Ranger's motorswap thread


#1

Never swapped a motor by myself.

Had intended to pull out tranny with motor but I had problems separating drive shaft from tranny. So I separated motor from tranny. Really wasn’t that hard. The only tricky part was removing the torx bolt at the top of the transmission. In order to get it I lowered the transmission by an inch or so by unfastening the bracket that holds the mount. Then I used 2X 6" extensions and 2 UJoints to get to the torx bolt.

Torx|UJoint|6"|UJoint|6"

My neighbor, working from the engine bay, put the torx socket/extensions on the bolt and then pushed the end down to me underneath the car. He held the socket in place while I turned it. Easy.
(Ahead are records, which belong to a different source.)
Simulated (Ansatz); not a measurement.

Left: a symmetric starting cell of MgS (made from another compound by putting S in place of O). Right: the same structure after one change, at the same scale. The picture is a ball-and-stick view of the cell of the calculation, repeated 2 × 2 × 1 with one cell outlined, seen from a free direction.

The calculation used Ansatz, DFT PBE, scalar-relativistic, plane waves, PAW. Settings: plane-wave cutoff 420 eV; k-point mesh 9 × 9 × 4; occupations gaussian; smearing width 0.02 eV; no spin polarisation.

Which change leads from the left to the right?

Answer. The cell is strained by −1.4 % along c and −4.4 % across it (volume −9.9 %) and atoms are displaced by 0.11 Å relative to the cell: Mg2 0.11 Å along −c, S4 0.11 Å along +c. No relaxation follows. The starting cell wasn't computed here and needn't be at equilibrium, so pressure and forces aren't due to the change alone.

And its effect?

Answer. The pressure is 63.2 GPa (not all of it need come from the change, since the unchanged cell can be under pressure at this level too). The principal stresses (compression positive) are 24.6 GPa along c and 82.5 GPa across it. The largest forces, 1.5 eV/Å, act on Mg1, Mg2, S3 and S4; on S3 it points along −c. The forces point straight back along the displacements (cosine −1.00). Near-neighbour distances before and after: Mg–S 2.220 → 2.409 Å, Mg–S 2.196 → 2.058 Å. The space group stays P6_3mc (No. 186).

I didn’t realize that the starter has to come out before the motor can come out. The starter bolts also hold tranny to motor.

Then you just have to lift the motor off of the mounts and jiggle it around a bit until it separates from the tranny.

I left my manual at the shop that is building the bottom end, so that didn’t help.

My only screw up was with the starter. When I removed the power cable the plastic housing of the solenoid came apart. Who can put a used starter in the mail to me Monday?


#2

Ranger wrote:

“I love the smell of napalm in the morning…”


#3

“I love the smell of napalm in the morning…”

“It smells like, smells like, victory”.


#4

http://forums.bimmerforums.com/forum/showthread.php?p=16485890#post16485890

More photos in message 10 in the above thread.

Put in a transmission breather hose, plugged the firewall hole where the heater hoses used to go, and put in a hole w/grommet for the Accusump hose.

Also set up oil pressure manifold with sensor and 2 adjustable switches. Amber switch at 30psi and red switch at 25psi. I want to see in what turns our oil pump pickup sucks air.


#5

Personal request: Can we limit the talk about the shirtless dude in the jungle going anal while muttering something about oil? :ohmy: :stuck_out_tongue:

Steve D.

PS - Congrats on another great installment in your quest to find that line between “adventurous” and “way over your head.” :laugh:


#6

Can someone tell me the inner diameter and outer diameter of the trans breater tube. I got what I thought was right based on another thread and it did not work.

Thanks,
Jason


#7

So you’re subjecting yourself to all this misadventure because new bearings w/crank scraper plus 1 quart of oil are wearing out in 9 months. I’m concerned because I have planned on the same setup and don’t want to get into building/swapping engines frequently.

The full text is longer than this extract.